On Fri, Aug 31, 2018 at 11:06:26PM +0300, Waleed Hamra via blfs-support wrote:
> Greetings guys;
>
> What are some common post install commands I should know about?
> For instance, I know that if a package installs a .desktop file, I should
> run "update-desktop-database" to update the cache. For some programs there's
> gtk-update-icon-cache, though I don't really know when I need to run that, I
> just run after every gtk package.
>
> I had some problems with akonadi earlier, and after some debugging, I
> noticed it outputting something about some mail mime types being invalid, so
> I ran update-mime-database, and that solved it.
>
> Anything else I should be aware about? I ask since everything is installed
> using a DESTDIR method, so if make install is expected to fix some of this
> stuff, it's not.
>
> Thanks a lot for any pointers.
>
> Waleed Hamra
The two examples you give do not need to be done frequently and are
nothing to do with using DESTDIR-style installs. In my
own scripts I build in an order which gives me a series of
more-usable desktops, in which I then run the next script.
For me, I only run gtk-update-icon-cache after a script which
includes gimp and some pdf viewers, and also if I build (sysv)
gnome, or gnumeric - and I run it at the end of those build, not
per-package.
For update-desktop-database my use is similar.
Both might be needed if adding packages for other desktop
environments, but again I think that runing before trying to use
them (or trying without, and then closing the app if it fails and
then running them) is the way to go.
More generally, for libraries ldconfig needs to be run. Most
packages run it, but a few do not. But for DESTDIR installs you
always need to run it after the real install.

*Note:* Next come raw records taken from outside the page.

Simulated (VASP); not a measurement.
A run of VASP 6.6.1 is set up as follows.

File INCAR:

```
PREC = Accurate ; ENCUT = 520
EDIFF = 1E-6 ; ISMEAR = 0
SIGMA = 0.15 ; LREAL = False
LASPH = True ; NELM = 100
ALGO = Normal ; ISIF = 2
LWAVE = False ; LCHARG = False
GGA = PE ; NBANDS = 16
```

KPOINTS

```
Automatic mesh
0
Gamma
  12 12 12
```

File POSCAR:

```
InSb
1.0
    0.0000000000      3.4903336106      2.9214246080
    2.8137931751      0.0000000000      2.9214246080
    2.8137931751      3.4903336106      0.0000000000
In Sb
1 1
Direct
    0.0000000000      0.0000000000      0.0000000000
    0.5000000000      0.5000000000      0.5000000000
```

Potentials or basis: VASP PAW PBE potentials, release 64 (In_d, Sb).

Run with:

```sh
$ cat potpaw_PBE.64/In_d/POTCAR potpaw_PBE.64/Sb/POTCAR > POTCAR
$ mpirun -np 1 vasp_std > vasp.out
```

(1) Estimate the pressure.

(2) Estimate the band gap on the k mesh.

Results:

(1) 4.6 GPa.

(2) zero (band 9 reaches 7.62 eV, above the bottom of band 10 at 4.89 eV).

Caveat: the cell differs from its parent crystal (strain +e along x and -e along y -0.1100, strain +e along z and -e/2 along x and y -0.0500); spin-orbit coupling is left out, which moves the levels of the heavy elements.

For mime types, I occasionally get files opening by default in a
wrong application - particularly on downloads, but soemtimes texlive
has picked up an odd application for opening a PDF, e.g. when
running texdoc (I don't use file managers). In such case:
xdg-mime query filetype /path/to /filename.typ
and, depending on the results
xdg-mime query default [specify the filetype, e.g. application/pdf]
and
xdg-mime default [applicationname filetype]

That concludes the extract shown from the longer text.